An album that proves just how inventive Lidell can be.
Wendy Roby 2010
Jamie Lidell’s third album for Warp is not something you can listen to sitting down. It’s a mutating and thoroughly amiable record that uses funk and soul merely as a jumping-off point, before fidgeting off elsewhere. So let’s dismiss those “blue-eyed soul boy” clichés to the back of the lazy drawer.
Compass was written in a month and recorded between Beck’s Hudson Studios in LA and Feist's ranch, as well as bases in New York and Canada. Lidell’s co-conspirators here also include Gonzales, Chris Taylor of Grizzly Bear and Pat Sansone of Wilco. And maybe that’s why it feels like quite a skip from 2008’s Jim, and such a giant leap from his Warp debut, 2005’s Multiply. This time around, it seems Lidell is determined to take things further, by dirtying an (already messy) funk blueprint.
Album openers Completely Exposed – with its rumbling bass and propulsive beat-boxing – and Your Sweet Boom are characteristic of this messiness, with heavy distortion applied to Lidell’s vocals. Whereas it seems churlish to the point of humourless not see the cheek in She Needs Me. “I was hoping she’d let me in / For more than a cup of tea,” sings Jamie on this slow-mo’ lady-seducer. Meanwhile, The Ring has wonky keyboards that naturally remind you of Stevie Wonder circa Innervisions. But to focus on this sort of retro comparison would be to ignore all the brilliantly crazy stuff that’s also going on. Jamie Lidell is not Jamiroquai.

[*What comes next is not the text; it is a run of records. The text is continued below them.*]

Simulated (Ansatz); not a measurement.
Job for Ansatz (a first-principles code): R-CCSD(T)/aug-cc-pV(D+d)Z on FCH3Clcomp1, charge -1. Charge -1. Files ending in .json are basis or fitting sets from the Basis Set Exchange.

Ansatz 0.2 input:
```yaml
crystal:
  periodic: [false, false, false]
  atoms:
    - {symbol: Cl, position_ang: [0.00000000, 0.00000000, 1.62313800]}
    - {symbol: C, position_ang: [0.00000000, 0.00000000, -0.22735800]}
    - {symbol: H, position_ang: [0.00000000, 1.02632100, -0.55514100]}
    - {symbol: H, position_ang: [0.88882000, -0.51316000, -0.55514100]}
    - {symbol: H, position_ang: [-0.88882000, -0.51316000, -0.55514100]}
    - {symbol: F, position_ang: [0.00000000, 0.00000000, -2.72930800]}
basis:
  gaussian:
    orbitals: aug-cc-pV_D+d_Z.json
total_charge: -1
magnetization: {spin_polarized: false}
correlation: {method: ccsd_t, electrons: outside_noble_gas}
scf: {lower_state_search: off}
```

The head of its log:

It’s a Kiss is squelchy, and you could argue lyrics like “When you’re speaking, I only see your lips” as sounding the tiniest bit “Shut up woman, and kiss me”. But it’s fun. And though Compass initially seems like the least interesting song on the album, that’s the beauty of the surprises in store. Easing into Morricone-style brass before morphing into a truly commendable, ramshackle mid-section, the sheer range of drum beats on the title track are extraordinary. It sounds as if it’s been captured in a huge hall with a school orchestra at one end and street drummers at the other, battling it out. Big Drift recalls Protection-era Massive Attack, with its dense, half-asleep atmospherics and – of all things – wind chimes.
The low-slung bass of Gypsy Blood sees Lidell use stadium riffs of the sort people who call their guitars “axes” might use. Coma Chameleon is also a highlight, with deliberately discordant, speaker-blowing brass. And it’s at this point you find yourself wishing to appropriate a phrase used to describe modern jazz, because it really does sound like “a fire in a zoo”. But in a good way.
At the end of Compass comes You See My Light, which – taken as closing hymn – nearly makes sense. But it’s a shame it sounds so smooth, when the rest of the album proves just how inventive Lidell can be.